Ruminating thoughts, worries, anger, and/ or fantasizing can take up the majority of our brain power and hours in the day. Breaking this repetitive thinking, or looping cycle, leads to less stress. One way to break this cycle is through practicing mindfulness.
Studies demonstrate the effectiveness of mindfulness practices, pausing and reconnecting with the present moment, and their positive effects experienced by the practitioner. But sometimes it’s difficult to take a moment to ourselves, leading us to never fully experience the present moment. Our society tells us that if we aren’t actively producing, then we should be. Our self worth may come from doing, leading to less being. Doing has it’s place, but it isn’t everything.
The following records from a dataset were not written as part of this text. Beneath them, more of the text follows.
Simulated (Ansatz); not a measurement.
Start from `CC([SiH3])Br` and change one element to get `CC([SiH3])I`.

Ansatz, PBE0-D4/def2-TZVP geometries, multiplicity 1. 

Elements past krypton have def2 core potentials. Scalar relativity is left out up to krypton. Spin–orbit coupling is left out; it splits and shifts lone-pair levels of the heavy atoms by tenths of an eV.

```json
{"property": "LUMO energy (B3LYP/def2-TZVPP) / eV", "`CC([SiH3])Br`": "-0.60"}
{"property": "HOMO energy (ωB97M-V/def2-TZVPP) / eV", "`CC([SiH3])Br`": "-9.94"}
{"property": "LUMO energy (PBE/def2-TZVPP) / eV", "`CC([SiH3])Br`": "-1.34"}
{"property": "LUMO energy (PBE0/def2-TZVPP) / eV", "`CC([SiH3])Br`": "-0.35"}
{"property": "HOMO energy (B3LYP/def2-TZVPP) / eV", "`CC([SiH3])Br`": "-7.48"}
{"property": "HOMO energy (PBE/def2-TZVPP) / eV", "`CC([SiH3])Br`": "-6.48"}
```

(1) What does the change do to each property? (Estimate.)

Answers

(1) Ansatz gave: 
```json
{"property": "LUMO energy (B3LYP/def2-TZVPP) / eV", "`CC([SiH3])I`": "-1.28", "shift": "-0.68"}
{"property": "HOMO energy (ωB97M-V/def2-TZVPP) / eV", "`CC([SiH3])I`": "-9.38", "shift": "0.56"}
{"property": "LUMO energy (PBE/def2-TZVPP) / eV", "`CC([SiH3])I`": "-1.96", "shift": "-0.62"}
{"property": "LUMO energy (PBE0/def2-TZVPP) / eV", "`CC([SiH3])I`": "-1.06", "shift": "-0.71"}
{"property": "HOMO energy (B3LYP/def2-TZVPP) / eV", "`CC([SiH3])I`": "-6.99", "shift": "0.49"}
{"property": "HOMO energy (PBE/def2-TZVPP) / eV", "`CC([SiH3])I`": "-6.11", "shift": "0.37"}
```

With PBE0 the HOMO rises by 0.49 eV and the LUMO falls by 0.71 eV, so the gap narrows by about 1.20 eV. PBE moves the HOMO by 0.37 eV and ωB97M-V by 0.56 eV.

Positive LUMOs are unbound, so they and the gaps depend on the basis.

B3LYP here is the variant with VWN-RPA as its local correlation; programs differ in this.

Let’s take back our being, living with more presence and aliveness, so at the end of our lives we aren’t merely a list of tasks completed, but an array of experiences which led us down a path.
Counting the Segments
Six Full Rounds of Breath
Placing your thumb on the segment at the base of the index finger, inhale. Exhale, moving your thumb to the middle segment of the same finger. Inhale to the tip of the index finger, exhale the the tip of the middle finger. Move like this, breathing mindfully until you reach the inner middle segment of the ring finger.
One round is enough to calm the nervous system, lowering cortisol levels. Two to ten rounds will continue these effects, leading to a calmer, clearer, more focused you!
In an area as small as a yoga mat or as large as a football field, begin by standing with two feet on the ground. Become aware of your weight being transferred through the soles of your feet into the earth. Bring your attention to the subtle movements which happen in order to keep one balanced and upright. Notice the constant adjustments made in order to maintain balance.
Begin to walk at a fairly slow but normal pace, and in a normal manner, inhaling as you lift and set down the foot. Exhale as you lift and replace the other foot, alternating the breath with each step taken. One might repeat the mantra given by Thich Nhat Hanh, “I am here, I have arrived”.
I find the practice of breathing while walking enough to refocus my “monkey mind” (a term used in the Buddhist tradition meaning restless or unsettled) on a normal day, but there are days when adding the counting strengthens the call to presence. To do this, simply count each step, beginning with one and continuing to 20 or beyond. Notice how this practice calms the ruminating thoughts and an awake, aware presence.
Also referred to as body anchoring because one is anchoring awareness by means of body sensation. This practice can be done in a comfortable lying or sitting position (the following steps have been adapted from a Yoga Journal Body Sensing Meditation).
- First, affirm your intention during this practice of meditation to focus on sensation rather than thinking. While breathing slowly through your nose, begin noticing the sensations of the breath in both nostrils.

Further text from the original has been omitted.